Mel Stride is the Member of Parliament for Central Devon, founder of the Deep Blue group, and an entrepreneur.

Along with its headline grabbing decision to look into the practicalities of a General Strike over public sector pay and conditions, a key message from last week’s TUC conference is that the union movement is especially determined to confront the Government over labour market reform. Departing General Secretary, Brendan Barber, dismissed planned Government measures as nothing more than "making it easier for bad employers to get away with misconduct" and asserted that easing labour regulations "will not create a single new job". His views are shared widely across the trade union movement and the reform of employment legislation is likely to occupy a key area in the battleground between unions and government over the coming months.

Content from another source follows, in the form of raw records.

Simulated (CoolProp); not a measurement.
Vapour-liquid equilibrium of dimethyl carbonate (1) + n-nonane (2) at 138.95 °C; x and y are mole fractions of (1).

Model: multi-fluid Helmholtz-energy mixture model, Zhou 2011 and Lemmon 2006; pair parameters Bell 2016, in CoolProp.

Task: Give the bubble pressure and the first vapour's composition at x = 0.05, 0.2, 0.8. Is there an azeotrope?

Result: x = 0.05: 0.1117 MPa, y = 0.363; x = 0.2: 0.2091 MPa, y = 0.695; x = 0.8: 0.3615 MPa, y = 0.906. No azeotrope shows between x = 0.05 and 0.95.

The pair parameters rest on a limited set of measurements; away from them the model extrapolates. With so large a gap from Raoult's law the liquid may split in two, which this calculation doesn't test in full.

The line adopted by the TUC on supply-side reform is to misunderstand both the severity of our current economic challenges and the importance of enterprise and business in helping us to come through them. To propel ourselves firmly out of recession it will be increasingly important to leverage enterprise and to continue to press ever harder in our support for business. The Government has already done a great deal. The Chancellor’s progressive step-down in corporation tax rates and the recently announced reforms to employment tribunals are welcome examples of bold and positive action. And John Hayes in particular leaves a legacy of real success through his boosting of high quality apprenticeships – an achievement that will in turn inject skills and growth into the veins of our economy for many years to come.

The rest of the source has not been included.